Jimmy Shergill: The line between mainstream and alternate is blurring in Bollywood

Over the last two decades of his career, Shergill — who made his debut with Gulzar’s Maachis (1996) — has played a college student, lover boy and the second fiddle with equal elan.

Written by Ektaa Malik | New Delhi | Updated: July 27, 2018 10:10:05 am
jimmy shergill, bollywood actors, jimmy shergill new movie, saheb biwi aur gangster 3, indian movies, jimmy shergill interview There have been a couple of negative roles in his filmography such as the recent Mukkabaaz and the earlier Eklavya: The Royal Guard. (Express Photo by Amit Chakravarty)

“I think for the fourth time, I will just have to grow a moustache and I will be ready to play Saheb. The character has gotten under my skin,” says actor Jimmy Shergill about his new film, Saheb Biwi Aur Gangster (SBG) 3, which releases today. He adds, “But this version of Saheb is more layered, he has aged. There is a hint of salt and pepper in his hair and moustache. Ek dialogue bhi hai film main, ‘Hamare safed baal dekh ke kya laga, ki hum kamzor ho gaye?’” Shergill plays one of the titular characters in the film franchise, which has had two versions earlier — Saheb Biwi Aur Gangster and Saheb Biwi Aur Gangster Returns.

Dressed in a light blue shirt and khakhi trousers, Shergill blends in with his surroundings — the greyish blue monsoon sky and the darker Arabian sea — as we settle in for a chat at the Sun and Sand hotel in Mumbai’s Juhu. “The first SBG was more compact, the story just centred around the three characters; the second was a little bigger — Irrfan (Khan) played the gangster and came with his back story. In the third one, we have gone to another level, the story, of course, picks up from where I am in jail. Time has elapsed, and the biwi (played by Mahie Gill) has become much more powerful. With Sanjay (Dutt) playing the gangster, you don’t get bigger than that,” says the 47 year-old.

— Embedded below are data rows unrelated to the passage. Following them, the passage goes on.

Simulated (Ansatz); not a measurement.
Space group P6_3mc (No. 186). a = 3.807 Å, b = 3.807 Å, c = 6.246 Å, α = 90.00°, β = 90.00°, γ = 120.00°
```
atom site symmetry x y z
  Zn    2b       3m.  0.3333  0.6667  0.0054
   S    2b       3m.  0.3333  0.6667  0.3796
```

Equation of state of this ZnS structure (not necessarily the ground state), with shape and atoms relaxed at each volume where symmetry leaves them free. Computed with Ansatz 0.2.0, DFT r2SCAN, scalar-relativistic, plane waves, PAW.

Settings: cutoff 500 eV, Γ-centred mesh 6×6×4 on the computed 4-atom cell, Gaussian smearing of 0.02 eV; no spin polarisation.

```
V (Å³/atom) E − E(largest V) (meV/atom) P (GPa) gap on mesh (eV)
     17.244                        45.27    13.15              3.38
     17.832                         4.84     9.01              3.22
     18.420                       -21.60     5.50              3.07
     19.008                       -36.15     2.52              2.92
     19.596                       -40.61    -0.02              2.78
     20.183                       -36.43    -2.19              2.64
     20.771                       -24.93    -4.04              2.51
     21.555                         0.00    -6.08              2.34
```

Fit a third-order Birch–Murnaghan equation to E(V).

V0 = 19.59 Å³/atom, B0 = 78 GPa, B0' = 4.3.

A still from Saheb Biwi Aur Gangster 3

The first two editions did reasonably well at the box office and were also critically acclaimed. It’s also one of the few examples of a franchise film working well, with the titular characters reprising their roles. “It works as a franchise because SBG blends things that most people love. We have the royalty, action (relatable kind, not where you are turning over trucks and such), and of course, drama. From the second part onwards, we started to invoke politics as well. All of this put together does the trick,” he adds.

Over the last two decades of his career, Shergill — who made his debut with Gulzar’s Maachis (1996) — has played a college student, lover boy and the second fiddle with equal elan. There have been a couple of negative roles in his filmography such as the recent Mukkabaaz and the earlier Eklavya: The Royal Guard. Even his cameo appearances, in the Munnabhai series, for example, have left a mark on public memory.

And Shergill says he is also okay with not getting the girl. “I consciously kept taking roles that were different. One needs to breakaway from the boxes that one as an actor, gets slotted in. Initially, when I started to break away from the chocolate-boy image, in 2003-04, I was kind of insecure and apprehensive because that formula was working for me. But what pushed me was the thought ‘ki kitna naach loge ped ke aas paas, kitne gaane ga loge?’ Today, I am glad I took the plunge,” says Shergill, adding, “Also I was never swayed by the appeal of a big film or a big banner alone. Hence, you see me doing cameos and small appearances.”

The latest film also marks the seventh collaboration between the actor and director Tigmanshu Dhulia. They had started working together in Haasil (2003), which became a career-defining film for both. “I have known Tigmanshu even before Mohabbatein released. I met him at Shaad’s (Ali) house, and that’s where he narrated Haasil to me. He told me that the hero of the film will feel that the antagonist is more powerful, but that I fit the character of Ani (the hero) to the T. Irrfan was already cast as the negative lead. I immediately told him that I am doing the film,” says Shergill.

That also brings us to the question of directors repeating their actors. “I have realised that the relationship between a director and actor is sacrosanct. When they work together for the first time, and by the time they finish the film, their rapport has developed. In the second film, they build on the trust and the more you work together, the less time is spent to explain a scene or a situation. With Tigmanshu, now we speak the same language. When he is even reading the scene, I know what he wants from me,” he says.

Shergill, who also has Happy Phir Bhaag Jayegi releasing next month, is excited about his comedy avatar. “Comedy is something I am very keen to explore more. It’s tough but very rewarding. And we as an industry are primed to push the boundaries. It’s a good time to be an actor. When I started out, there were 5-6 channels, 7-8 production houses and similar films were being churned out. Now, we are open to watching a film without an A-list star. The line between mainstream and alternate cinema is blurring. We are in a great zone,” says Shergill.